Dec. 22, 2012
The Blame Game Continues in the Obama Administration...
(Reuters) - Infighting and bureaucratic jealousies between the State Department and the Pentagon may have played a role in lax security arrangements prior to the deadly attacks on the U.S. mission in Benghazi, congressional sources said.
Evidence of the bureaucratic rivalries, not previously reported, is contained in unpublished documents being studied by congressional investigators and is referred to in a classified version of a report on the attacks in Libya, which was turned over to Congress earlier this week, the sources said.
Two sources, who spoke on condition of anonymity, told Reuters the friction between the Defense and State departments included, but was not limited to, the State Department's unease over its reliance on a 16-person Pentagon security unit, known as a Site Security Team (SST).
The team's mission was allowed to expire in August, and there are disputed accounts over whether it could have done a better job of protecting U.S. Ambassador Christopher Stevens and three other Americans who died in the September 11 Benghazi attacks.
Senator Bob Corker, a Tennessee Republican, alluded to the inter-agency tensions at a Senate Foreign Relations Committee hearing on Thursday on the unclassified report by a State Department review board.
Corker, referring to the State Department's refusal to extend the Site Security Team's tenure in Libya, told two top State Department officials: "You had 16 people there free from the Defense Department."
The SST, he said, was funded from the Pentagon, rather than the State Department budget.
The State Department did not respond to a request made on Thursday for comment on the allegations of bureaucratic feuding.
One source familiar with the unpublished State Department material said it indicated that some officials in Washington felt it was "embarrassing" to rely on Pentagon assets for security in Libya. The documents show State officials believed money which went to the Pentagon for such operations should have been given to the State Department, the source said.

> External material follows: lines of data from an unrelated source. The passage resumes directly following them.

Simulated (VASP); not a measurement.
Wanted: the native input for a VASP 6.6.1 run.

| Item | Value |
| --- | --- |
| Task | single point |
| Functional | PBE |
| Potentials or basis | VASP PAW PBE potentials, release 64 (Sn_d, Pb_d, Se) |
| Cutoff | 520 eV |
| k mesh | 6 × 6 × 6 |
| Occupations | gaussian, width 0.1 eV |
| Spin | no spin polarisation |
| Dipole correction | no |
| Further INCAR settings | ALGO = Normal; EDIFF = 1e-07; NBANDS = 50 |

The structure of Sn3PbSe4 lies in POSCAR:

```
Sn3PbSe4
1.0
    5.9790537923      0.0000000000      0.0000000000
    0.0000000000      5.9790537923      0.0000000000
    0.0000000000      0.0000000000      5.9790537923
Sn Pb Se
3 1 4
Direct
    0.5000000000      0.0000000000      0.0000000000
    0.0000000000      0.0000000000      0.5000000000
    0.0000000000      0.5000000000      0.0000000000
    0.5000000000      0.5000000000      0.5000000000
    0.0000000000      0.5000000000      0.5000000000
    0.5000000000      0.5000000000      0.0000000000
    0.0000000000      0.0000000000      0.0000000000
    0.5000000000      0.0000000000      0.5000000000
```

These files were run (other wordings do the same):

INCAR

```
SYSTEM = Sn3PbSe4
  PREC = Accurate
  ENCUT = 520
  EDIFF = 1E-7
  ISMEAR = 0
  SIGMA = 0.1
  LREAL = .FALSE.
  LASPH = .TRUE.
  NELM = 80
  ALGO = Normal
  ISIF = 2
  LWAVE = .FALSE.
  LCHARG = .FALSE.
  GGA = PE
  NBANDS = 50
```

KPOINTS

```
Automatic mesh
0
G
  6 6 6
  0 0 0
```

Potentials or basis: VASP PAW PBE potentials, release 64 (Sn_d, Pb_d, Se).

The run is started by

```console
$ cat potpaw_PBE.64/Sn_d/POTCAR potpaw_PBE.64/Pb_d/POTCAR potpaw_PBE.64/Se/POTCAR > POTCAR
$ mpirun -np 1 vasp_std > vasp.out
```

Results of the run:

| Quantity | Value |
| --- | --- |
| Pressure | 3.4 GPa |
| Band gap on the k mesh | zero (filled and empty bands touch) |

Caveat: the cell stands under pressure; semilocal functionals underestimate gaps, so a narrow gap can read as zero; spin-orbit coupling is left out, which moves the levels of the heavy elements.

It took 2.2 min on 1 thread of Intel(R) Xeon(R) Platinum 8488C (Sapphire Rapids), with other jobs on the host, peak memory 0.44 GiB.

'GROSSLY INADEQUATE' SECURITY
The unclassified version of the State Department-appointed inquiry, known as an Accountability Review Board, released late on Tuesday, described security precautions at the U.S. mission in Benghazi as "grossly inadequate to deal with the attack that took place."
U.S. Embassy staff in the Libyan capital of Tripoli indicated their desire that the SST, comprised of Pentagon special-operations soldiers, remain on station beyond August, when it was scheduled to be withdrawn from the country, according to information which surfaced at a congressional hearing in October.
But a witness told Congress the State Department in Washington made clear such a request would not be granted.
After the Benghazi attacks, the Department argued publicly that because the team had operated almost exclusively in Tripoli, it not would have been much help in repelling the Benghazi attacks. It also said the team's withdrawal had no impact on the number of U.S. security personnel, because State Department Diplomatic Security personnel were deployed in its place.
But two congressional sources familiar with the issue said that one of the functions of the team had been to occasionally provide extra security for the U.S. Ambassador if he traveled outside of Tripoli.
Congressional investigators have been told that had the SST's assignment been extended, it almost certainly would have been involved in protecting Stevens when he made his September visit to Benghazi. One source said that according to the State Department report, there were plans for the team to guard Stevens on an earlier visit to Benghazi, which had been scheduled for the summer. That visit never took place.
QUESTIONS ON LIBYAN MILITIA
The classified version of the report, unlike the public version, also identifies militant factions whose members U.S. officials believe were implicated in the attacks, one of the sources said. Assailants targeted both the diplomatic mission and a nearby CIA base.
U.S. government sources said privately that within hours of the attacks, members of Ansar al Sharia, a Benghazi-based militia, and Al Qaeda in the Islamic Maghreb, al Qaeda's North African affiliate, were suspected of involvement.
U.S. lawmakers also are digging for more information on possible ties between the February 17 Martyrs Brigade, a Benghazi militia assigned to protect the U.S. diplomatic mission there, and Ansar al Sharia.
A congressional official said investigators were seeking to learn whether some February 17 members may have had advance warning from Ansar al Sharia about the impending attacks on the U.S. diplomatic compound, warnings which were not passed on to American officials. However, two officials said that so far no hard evidence of this has surfaced.
The unclassified State Department report hints at similar concerns. "Over the course of its inquiry, the Board also learned of troubling indicators of February 17's loyalties and its readiness to assist U.S. personnel," it said.